According to a recent study by Bureau of Labor Statistics (BLS), about 50% of the startups fail within 5 years from their inception and about 35% survive for close to 10 years or more . In another study, Harvard Business School reported that about 75% of the startups eventually fail.
Statistics indicate that majority of the startups eventually fail. What separates a new business from becoming successful from the ones that would eventually fail is linked to a host of factors. Some of the fators are ability to gauge the market requirement, having a steady cash inflow to sustain the company needs, team with a strong technical expertise, ability to with stand ever growing competition from the competitors, aggressive pricing of the product, value of the core product, business model (either B2B or B2C), a sizable customer base, advisory network to guide and mentor, company location, overcoming legal adversaries and most importantly strong leadership from the senior management which is passionate about the company’s vision and mission.
This is a case study which predicts whether a start-up succeeds or fails based on the sample data obtained from CrowdAnalytixs.
library(readr)
library(tidyverse)
cax_train <- read_csv("H:/Projects/Predicitve modeling/Crowdanalytics/Business Analytics/CAX_Startup_Train.csv")

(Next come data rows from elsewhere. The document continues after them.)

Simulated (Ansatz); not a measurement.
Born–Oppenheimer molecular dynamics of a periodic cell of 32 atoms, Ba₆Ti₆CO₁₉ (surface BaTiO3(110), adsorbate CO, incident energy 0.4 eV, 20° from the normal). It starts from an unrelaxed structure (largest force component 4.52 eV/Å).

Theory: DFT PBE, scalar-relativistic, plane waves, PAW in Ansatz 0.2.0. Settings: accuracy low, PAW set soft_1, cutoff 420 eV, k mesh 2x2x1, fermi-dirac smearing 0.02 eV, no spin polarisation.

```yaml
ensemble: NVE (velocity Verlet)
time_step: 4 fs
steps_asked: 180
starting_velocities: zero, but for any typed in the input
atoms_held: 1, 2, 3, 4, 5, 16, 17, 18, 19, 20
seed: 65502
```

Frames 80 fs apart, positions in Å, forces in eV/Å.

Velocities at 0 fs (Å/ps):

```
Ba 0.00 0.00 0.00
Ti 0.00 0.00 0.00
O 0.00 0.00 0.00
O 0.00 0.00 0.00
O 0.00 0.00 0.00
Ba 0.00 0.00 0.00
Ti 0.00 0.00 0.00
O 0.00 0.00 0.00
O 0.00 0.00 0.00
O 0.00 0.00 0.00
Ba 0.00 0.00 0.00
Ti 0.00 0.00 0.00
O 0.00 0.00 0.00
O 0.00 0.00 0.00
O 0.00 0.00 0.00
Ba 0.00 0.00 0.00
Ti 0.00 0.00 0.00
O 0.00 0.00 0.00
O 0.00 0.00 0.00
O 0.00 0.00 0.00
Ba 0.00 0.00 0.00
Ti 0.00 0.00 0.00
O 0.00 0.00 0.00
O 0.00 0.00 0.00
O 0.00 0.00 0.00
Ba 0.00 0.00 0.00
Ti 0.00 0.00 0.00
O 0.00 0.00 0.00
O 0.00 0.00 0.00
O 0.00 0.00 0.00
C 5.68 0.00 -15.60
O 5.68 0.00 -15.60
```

cax_test <- read_csv("H:/Projects/Predicitve modeling/Crowdanalytics/Business Analytics/CAX_Startup_Test.csv")
cax <- bind_rows(cax_train, cax_test) # conslidated dataset
#sapply(cax, function(x) sum(is.na(x))) # no missing values
Get the numeric , character, integer and factor variables of the data frame
num_features <- which(sapply(cax, function(x) class(x)) == 'numeric') # numeric features
int_features <- which(sapply(cax, function(x) class(x)) == 'integer') # integer features
char_features <- which(sapply(cax, function(x) class(x)) == 'character') # categorical features
factor_features <- which(sapply(cax, function(x) class(x) == 'factor')) # no factor features
Subset numerical, character and integer variables
num <- cax[, num_features,] # Num variables
char <- cax[, char_features] # char variables
int <- cax[, int_features] # integer variables
### Categorical variables
library(miscset)
library(ggplot2)
list_char_vars <- char_features[-1] %>% names()
char_df <- as.data.frame(char[, -1])
list1 <- list_char_vars[1:12]
ggplotGrid(ncol = 4,
lapply(list1,
function(col) {
ggplot(char_df[,1:12], aes_string(col)) + geom_bar(fill = "blue", colour = "red")
}))
list2 <- list_char_vars[13:25]
ggplotGrid(ncol = 4,
lapply(list2,
function(col) {
ggplot(char_df[,13:25], aes_string(col)) + geom_bar(fill = "orange", colour = "red")
}))
Majority of the startups are based out from USA. Only a handful of companies have managed to raise funds and have mobile presence. A large number of founders have previously worked with startups before and carry significant work experience with global exposure. Majority of the company are neither crowd-sourcing or crowd-funding. A large number of companies are not big data savvy.
Key KPI’s of startup’s
#numeric variables
num %>% as.data.frame() %>% gather() %>% ggplot(aes(value)) +
facet_wrap(~ key, scales = "free") +
geom_histogram(fill = "yellow", colour = "black") +
labs(title = "Key KPI's of start-ups")
int %>% as.data.frame() %>% select(-Founders_Popularity, -Dependent)%>% gather() %>% ggplot(aes(value)) +
facet_wrap(~ key, scales = "free") +
geom_histogram(fill = "pink", colour = "black") +
labs(title = "Key KPI's of start-ups")
Correlation matrix of numeric variables
# corrrealtion matrix
library(ggcorrplot) # library to plot correlation plot
corr <- round(cor(num), 1) # correlation matrix of numerical variables
ggcorrplot(corr = corr, hc.order = TRUE, type = "lower", outline.color = "white") +
ggtitle(" Correlation heatmap")
Feature Engineering
Dummy coding of categorical features
# company location dummy variables
loc <- char %>% select(Company_Location) %>% mutate(loc1 = ifelse(.$Company_Location == 'USA', 1, ifelse(.$Company_Location == 'Europe', 0, NA)),
loc2 = ifelse(.$Company_Location == 'Europe', 1, 0))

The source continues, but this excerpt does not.